The scripts provided in this repository make use of the virtual environment feature of the python language in order to provide isolation from the system libraries. In order to prepare the virtual environment, run the setup script from the repository directory:
$ ./setup.sh
In order to search for similar images it's needed to add them to the local database first. Run the update script and provide a directory path with images. Relative and absolute paths are allowed.
$ ./update-hash-database.py path-to-images
By passing an image pathname to the search script, similar images can be searched in the local database.
$ ./search-similar-images.py path-to-reference-image --hamming-dist N
This will give a list of filenames (without path) of those images that match the reference one. In
this case the reference image does not need to be in the database (if it is already, its name will
appear in the results). The hamming distance parameter, which can be abbreviated to -d
, indicates
how similar the image is allowed to be, with 0 meaning "very similar" and 16 meaning "not very
similar". If omitted, the default hamming distance is 0.
By omitting the reference image, a full search across the entire database is performed.

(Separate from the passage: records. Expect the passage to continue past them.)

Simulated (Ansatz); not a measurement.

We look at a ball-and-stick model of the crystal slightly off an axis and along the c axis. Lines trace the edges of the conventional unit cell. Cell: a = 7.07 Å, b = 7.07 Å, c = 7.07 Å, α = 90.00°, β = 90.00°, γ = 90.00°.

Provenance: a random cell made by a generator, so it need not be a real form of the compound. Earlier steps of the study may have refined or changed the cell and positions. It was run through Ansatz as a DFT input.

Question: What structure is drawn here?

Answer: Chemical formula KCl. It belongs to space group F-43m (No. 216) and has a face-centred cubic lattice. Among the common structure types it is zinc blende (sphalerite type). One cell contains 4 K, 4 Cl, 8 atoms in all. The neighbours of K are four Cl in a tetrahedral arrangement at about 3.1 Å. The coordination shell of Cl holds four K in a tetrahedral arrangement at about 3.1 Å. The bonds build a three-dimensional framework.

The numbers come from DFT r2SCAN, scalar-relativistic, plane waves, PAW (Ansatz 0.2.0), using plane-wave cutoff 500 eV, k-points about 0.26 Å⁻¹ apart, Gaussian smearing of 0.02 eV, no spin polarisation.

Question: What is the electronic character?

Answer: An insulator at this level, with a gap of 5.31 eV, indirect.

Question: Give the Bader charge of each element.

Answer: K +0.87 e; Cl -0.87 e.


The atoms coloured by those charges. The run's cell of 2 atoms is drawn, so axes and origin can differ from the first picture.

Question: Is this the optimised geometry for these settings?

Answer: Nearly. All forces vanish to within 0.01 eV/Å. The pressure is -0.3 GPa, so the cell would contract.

$ ./search-similar-images.py --hamming-dist N
This will compare every image in the database against each other and will give a list of similar image groups. Groups are formed by coalescing similarity chains, meaning that dissimilar images may appear in the same group, which is an indication that there might be images "in between".
For example:
- Image A is similar to image B.
- Image B is similar to image C.
- Image A is not similar to image C (their hamming distance is too large).
- Images A, B and C appear in the same group anyway, with image B sitting "in between".
Please note that this operation can take very long, specially for larger hamming distances, as more computational effort is needed in order to discard potential matching candidates.